THE BLAME GAME

THE BLAME GAME

By Dawn M. Sanders

I’m getting sick and bored of this finger-pointing at every slight disaster or unpopular stance for and within the Labour party and Jeremy Corbyn probably is too.

It takes less than a drop of a hat within the opposition and advocates for the parliamentary Labour Party and others, start sounding off about leadership challenges.

Yet, Theresa May drops the Dubs scheme, spearheads mass surveillance, dithers over Brexit – not to mention cozys up to the likes of Donald Trump and all his reckless policies and loose cannon mentality, but no one is calling for May’s resignation, why?

Why can’t the truth be said: Corbyn is primarily a Socialist – the mainstream media and establishment politicians are intrinsically biased against that.

Finally, a voice of reason and rationale has come from Clive Lewis and others on social media.

So Labour lost a long-standing stronghold – get over it and so what.

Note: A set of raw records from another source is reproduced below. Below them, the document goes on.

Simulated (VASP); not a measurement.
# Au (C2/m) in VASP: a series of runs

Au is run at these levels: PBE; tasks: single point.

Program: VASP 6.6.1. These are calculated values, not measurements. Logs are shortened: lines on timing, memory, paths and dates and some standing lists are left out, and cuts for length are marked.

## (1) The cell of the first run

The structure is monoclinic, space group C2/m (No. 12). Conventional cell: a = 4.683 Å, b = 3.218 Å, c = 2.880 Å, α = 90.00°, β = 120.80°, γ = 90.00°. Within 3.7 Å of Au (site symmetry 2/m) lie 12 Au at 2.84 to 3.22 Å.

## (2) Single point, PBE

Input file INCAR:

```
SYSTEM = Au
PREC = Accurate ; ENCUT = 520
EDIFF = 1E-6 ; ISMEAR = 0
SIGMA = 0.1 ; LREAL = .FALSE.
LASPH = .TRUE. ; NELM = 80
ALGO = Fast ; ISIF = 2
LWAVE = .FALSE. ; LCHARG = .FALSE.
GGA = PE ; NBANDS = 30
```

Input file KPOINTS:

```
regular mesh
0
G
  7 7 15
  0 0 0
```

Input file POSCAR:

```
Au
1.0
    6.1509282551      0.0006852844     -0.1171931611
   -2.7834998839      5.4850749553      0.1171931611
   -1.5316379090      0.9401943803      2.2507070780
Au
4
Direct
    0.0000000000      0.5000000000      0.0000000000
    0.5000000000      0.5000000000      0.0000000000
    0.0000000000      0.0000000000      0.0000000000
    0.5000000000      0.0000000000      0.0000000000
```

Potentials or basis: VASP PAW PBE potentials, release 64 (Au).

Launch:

The Tories won Copeland because the candidate pressed all the right buttons for the local industry – if one can even dub nuclear an industry… The point is, just as Trump’s rednecks and disgruntled progressives in the US, the short-sighted view in Copeland prevailed over the long term effects of Sellafield and its dangers.

Why isn’t there the same kind of scrutinising over the fact that, the Tories lost in Stoke – not just to Labour, but to UKIP – why aren’t the media or anyone in her party asking May if she’s worried?

How the people of Copeland think the new Tory MP will do more for the LOCAL NHS than May is doing for it nationally, is beyond me!

The blame game, as rightfully pointed out by Lewis, will never change Labour’s woes.

Unless the Blairite contingency or beyond, unite behind their leader and stop the in-fighting, Labour is doomed.

Corbyn is far from a perfect leader – then again, there is no perfect leader.

Some leaders are exceptional such as Nelson Mandela, but mostly what a democracy gets is mediocrity or close either side of it.

For leaders like Corbyn, who largely stick to their guns, the journey is tough – not just in opposition, but in standing outside what the establishment dictates is okay.

Unless Labour’s grassroots flourish and there is an overhaul of current right-wing policies, in favour of the original pro working-class principles on which Labour was founded, who is to blame?